What sort of influence would the prophecy of Micah 5 have had on Christian claims about where Jesus was born? Raymond Brown wrote:
"It is probably true that many Jews of Jesus' time expected the Messiah to be born at Bethlehem, but we must be aware that our chief evidence for this is Christian, not Jewish....Without reference to Micah 5:1, Bethlehem appears as the birthplace of the Messiah in passages like TalJer Berakoth 5a, and Midrash Rabbah 51 on Lam 1:16. As for Micah 5:1 (RSV 5:2), L. Ginzberg, Legends, V, 130, traces the messianic interpretation of the passage back to relatively old rabbinic traditions....I mentioned in the previous Appendix (footnote 6) the expectation of a hidden Messiah who would appear suddenly, without people knowing where he came from. (This expectation is described in John 7:27, in contrast to 7:42 which involves the expectation of the Messiah's birth at Bethlehem.) If Jesus had not been born at Bethlehem, why could Christians not have been content to present him as the hidden Messiah, who made his appearance at the Jordan to be baptized?" (The Birth Of The Messiah [New York, New York: Doubleday, 1999], p. 513, n. 2 on p. 513, p. 514)

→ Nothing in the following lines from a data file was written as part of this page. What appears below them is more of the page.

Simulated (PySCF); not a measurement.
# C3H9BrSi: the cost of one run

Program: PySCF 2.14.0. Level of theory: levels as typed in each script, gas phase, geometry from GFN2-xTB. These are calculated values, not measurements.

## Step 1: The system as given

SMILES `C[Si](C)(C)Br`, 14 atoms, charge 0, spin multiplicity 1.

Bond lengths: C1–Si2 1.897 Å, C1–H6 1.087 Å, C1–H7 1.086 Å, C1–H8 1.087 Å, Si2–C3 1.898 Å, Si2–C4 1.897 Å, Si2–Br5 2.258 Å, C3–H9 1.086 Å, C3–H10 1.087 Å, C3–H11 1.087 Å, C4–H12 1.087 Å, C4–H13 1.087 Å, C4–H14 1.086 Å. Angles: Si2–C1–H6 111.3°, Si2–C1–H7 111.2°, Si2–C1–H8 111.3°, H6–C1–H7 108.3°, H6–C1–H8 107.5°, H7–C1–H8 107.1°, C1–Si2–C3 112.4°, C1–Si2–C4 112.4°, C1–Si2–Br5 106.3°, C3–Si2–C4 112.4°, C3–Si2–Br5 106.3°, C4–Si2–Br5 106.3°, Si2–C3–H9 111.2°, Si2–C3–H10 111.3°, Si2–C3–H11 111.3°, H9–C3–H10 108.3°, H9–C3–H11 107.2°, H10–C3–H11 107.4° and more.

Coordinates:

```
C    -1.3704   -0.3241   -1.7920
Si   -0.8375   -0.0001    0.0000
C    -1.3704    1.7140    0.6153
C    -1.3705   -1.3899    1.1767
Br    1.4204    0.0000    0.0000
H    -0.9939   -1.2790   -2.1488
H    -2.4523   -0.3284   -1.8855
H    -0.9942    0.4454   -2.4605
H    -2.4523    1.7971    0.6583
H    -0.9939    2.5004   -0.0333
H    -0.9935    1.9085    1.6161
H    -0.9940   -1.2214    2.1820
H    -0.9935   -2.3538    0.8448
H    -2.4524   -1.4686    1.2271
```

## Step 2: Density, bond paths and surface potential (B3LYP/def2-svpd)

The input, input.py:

The early Christians did have other options available to them, as John 7:27 reflects. However, the Bethlehem view seems to have been more popular in ancient times, and it makes the most sense of the Old Testament data.
As I mentioned yesterday, much of what’s recorded in the gospels concerning the Bethlehem birthplace is of a significantly public nature. If the gospel authors or their sources were fabricating their material, and they were trying to portray the events as occurring outside of the public view, so as to explain the lack of evidence for them, they surely wouldn’t have constructed the accounts as they are in Matthew and Luke. A Bethlehem birth could have been claimed without involving Herod the Great or a census. If there was dishonesty among the early Christians on this subject, it was dishonesty to an unnecessary and counterproductive degree and had to have involved many people in either dishonesty or a high degree of carelessness.
We don’t have any reason to conclude that the early Christians were dishonest about Jesus’ birthplace. Those who want us to believe that they were need to present evidence to that effect. The early Christians had high moral standards, and the earliest extant references to Jesus’ birthplace are in documents written in a historical genre, which would invite historical scrutiny.
The early opponents of Christianity wouldn’t have knowingly gone along with Christian dishonesty. They, like Christians, had the human faculty of memory and had access to sources with relevant information. They would have had access to Jesus and His initially unbelieving relatives (Matthew 13:53-58, Mark 3:20-35, Luke 8:19-21, John 7:5), and they would have had access to other relevant sources, such as the people of Bethlehem and historical records and memories pertaining to the census mentioned by Luke. They would have known what the earliest Christians were claiming and would have been able to compare it to later claims.
Jesus’ public ministry didn’t begin until He was about thirty. What did people believe about His birthplace prior to that time? Any argument for later widespread dishonesty or carelessness among the early Christians would have to address what was believed about Jesus’ birthplace prior to that time and how the prior belief was replaced by the later claim.
Given factors such as the other options available to the early Christians (as reflected in John 7:27), the public nature of the accounts involving the Bethlehem birthplace, the motives the early Christians had for being honest, the presence of many hostile sources (including some unbelieving relatives of Jesus), and how late in His life Jesus began His public ministry, we would expect the Bethlehem claim to be widely disputed if it was false. The more widespread belief in a Bethlehem birthplace is, the more difficult it is to maintain that Jesus was born somewhere else. Over the next few days, I’ll be addressing what the earliest Christian and non-Christian sources believed about the subject.